The bell tower of the Basilica of the Sacred Heart isn’t on the standard Notre Dame campus tour for good reason. It’s kind of a dangerous place. The wooden stairs are narrow and steeply pitched, and the first flight alone is sufficiently dusty and Hitchcockian as to discourage anyone but the most determined and cautious visitor. If you’re up there for a quarter hour or more, earplugs are a must. But the reward is an up-close view of St. Anthony of Padua, the church’s 6½-ton bourdon bell, as well as what is widely thought to be the oldest carillon in North America. And if you line up with a sunbeam and cock your head just right, you discover that the 23 carillon bells named for Mary speak for themselves: “I was blessed by the Rev. E. Sorin . . .” one inscription reads.
I was prepared to meet bells that have names and personalities thanks to The Nine Tailors, generally considered the best of the 11 detective novels Dorothy L. Sayers published in the 1920s and 30s. The tailors of the title don’t make garments. They are the bells of the fictional Fenchurch St. Paul, “tellers” of time and death for this lonely hamlet situated in the watery coastal lowlands northeast of London. Their names and inscriptions read like tombstones. “Abbot Thomas set me here and bade me ring both loud and clear,” says the second largest but oldest and most ominous of the bells. Cast in 1380, Batty Thomas is thought by locals to have struck one of Oliver Cromwell’s soldiers dead and later to have hanged an inexperienced bellringer in its ropes.
But it is a third, modern death in Fenchurch St. Paul that draws Sayers’ charming detective, Lord Peter Wimsey, back to the town where he had found himself helping to ring the bells for eight hours one New Year’s Eve. When the spring thaw comes, an unidentifiable body turns up buried in the gravesite of a local aristocratic family to which the corpse does not belong.
What the bells know about it, they aren’t telling. In the baffling investigation that follows — a Faulkernian telling and retelling of what might have happened, as mesmerizing as the sequential peals of the bells themselves — the same names keep turning up over and over again as either potential murderer or possible victim.
Wimsey’s devotion to the town, its people and the unfolding of the crime opens unexpected windows onto an English culture flailing to right itself after the lingering disruptions caused by the First World War. A friend warned me I might find the novel “a little dated” when she gave me her copy this summer. It was anything but. This is literary mystery perfect for the dialogue-devotees of Downton Abbey and Gosford Park. Sayers’ smart descriptions of peculiar English customs like change-ringing, and of the arcane engineering marvels that for centuries kept her East Anglia from drowning in annual spring floods, sparkle every bit as much as the affectionate portraits she paints of her characters, even those with minor roles.

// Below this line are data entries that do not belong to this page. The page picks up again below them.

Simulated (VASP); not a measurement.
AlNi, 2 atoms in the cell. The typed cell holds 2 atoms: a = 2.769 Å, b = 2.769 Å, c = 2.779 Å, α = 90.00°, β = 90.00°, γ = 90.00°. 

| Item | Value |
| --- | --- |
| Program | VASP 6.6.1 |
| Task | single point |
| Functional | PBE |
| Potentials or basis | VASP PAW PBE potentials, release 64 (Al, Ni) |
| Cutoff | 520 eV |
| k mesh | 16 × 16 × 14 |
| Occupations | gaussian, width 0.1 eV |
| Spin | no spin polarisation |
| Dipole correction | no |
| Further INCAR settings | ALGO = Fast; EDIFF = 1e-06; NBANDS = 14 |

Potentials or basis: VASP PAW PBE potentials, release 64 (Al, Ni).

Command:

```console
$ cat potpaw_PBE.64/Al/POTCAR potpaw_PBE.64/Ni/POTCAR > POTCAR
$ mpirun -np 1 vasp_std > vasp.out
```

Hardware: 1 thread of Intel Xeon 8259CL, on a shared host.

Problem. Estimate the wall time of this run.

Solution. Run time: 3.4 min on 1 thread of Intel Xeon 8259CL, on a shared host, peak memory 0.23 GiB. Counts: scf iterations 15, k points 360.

There is no condescension toward the rural or low-born here. Nor for Sayers’ readers. The plot, complex even by the standards of the genre, requires attentive reading. But then The Nine Tailors is the first novel in years I’ve allowed myself to read until 2 or 3 o’clock in the morning, when the world is just quiet enough to carry the voices of Sacred Heart’s bells from Sorin’s ancient tower to my bedroom window.
John Nagy is an associate editor of Notre Dame Magazine.